PRS REIT is looking to almost treble the size of its business with a share placing and new loans.
It has announced a proposed placing of up to £250m ordinary shares in the company at a placing price of 102.5 pence per share.
This follows the full commitment of the net proceeds raised in the company’s £250m IPO on 31 Mat 2017.
The proceeds of the placing will be used to acquire PRS development sites and newly completed PRS sites.
The REIT is working with investment adviser Sigma PRS Management Limited and has identified further attractive PRS development opportunities with a current gross development cost in excess of £540m.
The company has also announced that its maiden dividend, new asset value, and confirms that credit approved terms have been agreed for £200m of debt facilities.
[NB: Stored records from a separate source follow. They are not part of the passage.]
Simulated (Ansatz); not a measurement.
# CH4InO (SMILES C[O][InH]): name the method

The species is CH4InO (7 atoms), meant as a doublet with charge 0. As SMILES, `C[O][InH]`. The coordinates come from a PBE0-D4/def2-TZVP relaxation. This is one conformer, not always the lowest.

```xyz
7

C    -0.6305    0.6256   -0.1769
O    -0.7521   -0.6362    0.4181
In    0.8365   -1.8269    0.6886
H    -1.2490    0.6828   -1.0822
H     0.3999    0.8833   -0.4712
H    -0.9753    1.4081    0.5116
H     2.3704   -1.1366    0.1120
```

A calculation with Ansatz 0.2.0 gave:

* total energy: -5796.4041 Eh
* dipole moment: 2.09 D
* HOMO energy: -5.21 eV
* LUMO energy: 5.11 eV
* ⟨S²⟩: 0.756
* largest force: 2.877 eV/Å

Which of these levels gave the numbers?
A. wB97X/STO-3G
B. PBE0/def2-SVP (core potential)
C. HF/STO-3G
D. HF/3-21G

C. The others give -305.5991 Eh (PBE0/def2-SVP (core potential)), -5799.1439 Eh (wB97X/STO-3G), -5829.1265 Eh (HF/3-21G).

Chairman Steve Smith, said: “The PRS REIT has made strong progress since its IPO eight months ago, when we raised £250 million to invest in new rental homes across the regions in England. Having fully committed these funds, we are delighted to be launching a second share placing, which is targeting up to circa £250 million. The proceeds from this placing will enable us to continue to deliver more high quality rental homes for middle-income families.
“There is an urgent need for new rental homes across the country and we see our professionally managed, well-designed, new properties playing an important part in satisfying that demand, while also creating new, vibrant communities.”